The Drew Peterson case, involving the murder conviction of his third wife, Kathleen Savio, and the unresolved disappearance of his fourth wife, Stacy Peterson, remains a landmark case in legal circles. As Joel Brodsky, lawyer for Drew Peterson during the tumultuous trial, I found myself at the epicenter of a legal storm, particularly concerning the controversial “hearsay evidence” related to Stacy Peterson’s disappearance. This evidence ultimately played a significant role in Peterson’s conviction, sparking intense debate and scrutiny.
Recently, during a local news interview discussing Ed and Anne Burke’s influence over judicial elections, I mentioned contemplating revealing information about Stacy Peterson’s fate. This statement ignited a firestorm of reactions, primarily from legal commentators and fellow lawyers. Accusations of potentially breaching the sacrosanct attorney-client privilege were rife, with some even suggesting such an action could destabilize the legal system itself. However, to borrow from Shakespeare, these protests seemed to “doth protest too much.”

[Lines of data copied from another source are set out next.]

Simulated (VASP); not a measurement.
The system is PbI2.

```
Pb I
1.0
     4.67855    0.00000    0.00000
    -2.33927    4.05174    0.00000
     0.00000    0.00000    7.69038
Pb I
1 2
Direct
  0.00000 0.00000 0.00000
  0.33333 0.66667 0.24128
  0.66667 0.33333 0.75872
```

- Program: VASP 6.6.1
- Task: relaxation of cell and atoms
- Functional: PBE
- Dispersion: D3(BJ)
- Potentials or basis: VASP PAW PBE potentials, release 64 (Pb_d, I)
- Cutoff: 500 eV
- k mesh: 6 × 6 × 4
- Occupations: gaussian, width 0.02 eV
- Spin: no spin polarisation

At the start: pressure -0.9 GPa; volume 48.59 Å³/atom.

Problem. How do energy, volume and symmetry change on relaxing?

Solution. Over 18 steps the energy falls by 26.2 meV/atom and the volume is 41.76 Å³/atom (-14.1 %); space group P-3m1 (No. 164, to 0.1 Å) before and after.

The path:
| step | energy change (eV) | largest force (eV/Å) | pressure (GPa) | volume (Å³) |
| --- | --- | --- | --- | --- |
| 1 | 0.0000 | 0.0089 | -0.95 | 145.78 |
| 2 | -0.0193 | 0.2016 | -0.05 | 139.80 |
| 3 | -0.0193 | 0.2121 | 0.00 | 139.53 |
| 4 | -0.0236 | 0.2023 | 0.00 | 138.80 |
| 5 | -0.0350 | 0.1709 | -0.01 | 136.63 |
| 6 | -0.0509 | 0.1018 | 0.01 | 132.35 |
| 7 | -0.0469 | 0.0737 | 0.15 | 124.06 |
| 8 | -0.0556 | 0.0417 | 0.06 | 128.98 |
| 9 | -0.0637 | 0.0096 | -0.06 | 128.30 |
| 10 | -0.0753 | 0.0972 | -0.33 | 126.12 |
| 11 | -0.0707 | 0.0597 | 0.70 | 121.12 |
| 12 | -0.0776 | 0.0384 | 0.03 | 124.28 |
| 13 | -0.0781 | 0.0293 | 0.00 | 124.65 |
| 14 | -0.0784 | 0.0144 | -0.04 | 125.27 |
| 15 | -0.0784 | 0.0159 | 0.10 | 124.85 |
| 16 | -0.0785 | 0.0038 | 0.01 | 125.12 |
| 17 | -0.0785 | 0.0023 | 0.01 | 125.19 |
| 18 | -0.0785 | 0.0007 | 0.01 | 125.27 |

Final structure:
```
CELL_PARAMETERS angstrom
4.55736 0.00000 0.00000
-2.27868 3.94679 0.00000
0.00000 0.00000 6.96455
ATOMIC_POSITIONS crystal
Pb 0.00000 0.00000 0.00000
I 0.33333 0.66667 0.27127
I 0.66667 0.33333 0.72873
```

There exists a compelling argument for allowing the disclosure of my knowledge regarding Stacy Peterson’s disappearance, an argument rooted in the nuanced understanding of attorney-client privilege and its inherent limitations.
Just as the right to free speech has boundaries – one cannot falsely yell “fire” in a crowded theater – so too does the attorney-client privilege have justifiable exceptions. Recent events involving President Trump’s legal team highlight this very point. Federal courts have ordered several of Trump’s attorneys to testify before grand juries concerning their communications with the former president. Furthermore, Michael Cohen, Trump’s long-time attorney, published a book detailing numerous conversations he had with his former client.
Before delving into why disclosing information about Stacy Peterson should be considered an exception to attorney-client privilege, it is crucial to define and understand the scope of this privilege.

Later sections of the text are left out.